Since 2014 the United States and NATO have undertaken tremendous efforts to enhance deterrence in the Baltic sea region. Complimenting improvements made by the Baltic states themselves, NATO’s Enhanced Forward Presence and the United States’ European Deterrence Initiative both bring persistent allied presence to the region and demonstrate the Alliance’s resolve in the face of continued Russian aggression. Yet these deployments would not be possible without the robust Host Nation Support provided by Lithuania, Latvia, and Estonia.
While newspaper headlines and think tank publications often suggest analyzing NATO deterrence in the Baltic states in terms of raw firepower—how many tanks, how many surface-to-air missiles, how many soldiers are present in the region—the role of support from the Baltic states themselves is often overlooked. This Host Nation Support (HNS), the civil and military assistance provided to allied forces located on or transiting a nation’s territory, underpins Allied presence and, though difficult to quantify, has real deterrent value as well. Without adequate HNS, all of the other elements contributing to NATO defense and deterrence in the Baltic states could not carry out their mission, NATO’s strategy of deterrence by reinforcement would be defeated before it even could be implemented in a crisis, and the Baltic states would find themselves even more vulnerable to Russian aggression.

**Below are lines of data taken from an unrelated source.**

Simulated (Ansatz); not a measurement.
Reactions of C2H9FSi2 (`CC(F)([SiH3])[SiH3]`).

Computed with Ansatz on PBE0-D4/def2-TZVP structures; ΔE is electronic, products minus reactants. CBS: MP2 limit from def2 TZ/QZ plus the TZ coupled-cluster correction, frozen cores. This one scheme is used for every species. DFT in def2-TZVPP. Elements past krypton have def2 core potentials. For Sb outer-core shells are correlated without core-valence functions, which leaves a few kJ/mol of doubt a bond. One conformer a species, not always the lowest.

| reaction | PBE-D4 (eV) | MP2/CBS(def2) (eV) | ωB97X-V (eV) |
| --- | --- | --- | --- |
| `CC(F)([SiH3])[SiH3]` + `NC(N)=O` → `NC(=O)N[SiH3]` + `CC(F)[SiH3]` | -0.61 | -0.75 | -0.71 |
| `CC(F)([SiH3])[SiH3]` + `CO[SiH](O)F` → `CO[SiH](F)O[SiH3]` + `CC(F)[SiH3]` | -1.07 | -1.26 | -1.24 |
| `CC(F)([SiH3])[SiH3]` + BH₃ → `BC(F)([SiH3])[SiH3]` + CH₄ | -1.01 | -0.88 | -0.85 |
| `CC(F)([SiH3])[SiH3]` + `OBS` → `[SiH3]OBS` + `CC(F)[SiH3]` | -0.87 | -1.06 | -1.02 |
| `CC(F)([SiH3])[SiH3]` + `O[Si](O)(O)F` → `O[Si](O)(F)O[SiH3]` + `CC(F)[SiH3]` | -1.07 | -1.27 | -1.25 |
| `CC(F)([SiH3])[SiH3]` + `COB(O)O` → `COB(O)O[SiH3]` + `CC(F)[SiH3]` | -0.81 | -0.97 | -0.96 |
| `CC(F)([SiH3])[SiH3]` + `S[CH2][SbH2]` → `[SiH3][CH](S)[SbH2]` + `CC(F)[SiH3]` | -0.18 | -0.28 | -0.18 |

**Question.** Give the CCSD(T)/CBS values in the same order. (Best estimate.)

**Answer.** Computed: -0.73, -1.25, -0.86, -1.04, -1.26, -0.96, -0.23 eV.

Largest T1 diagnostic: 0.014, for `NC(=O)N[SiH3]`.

In Falling in: The deterrent value of Host Nation Support in the Baltic Sea region, lead authors Kathleen McInnis and Connor McPartland examine how HNS supporting NATO and US deployments to the region dramatically enhances the capability and credibility of the deterrent posture in the Baltic states—enabling key capabilities such as tanks, fighter aircraft, and electronic warfare units to be on NATO’s frontlines on a sustained basis while maintaining a high degree of readiness. The authors then assess the HNS necessary to support the Alliance’s strategy of rapid reinforcement to the region in the event of a crisis and offer a series of recommendations to policy planners in the Baltic states, at NATO, and in the United States for how to continue to improve this vital component of deterrence.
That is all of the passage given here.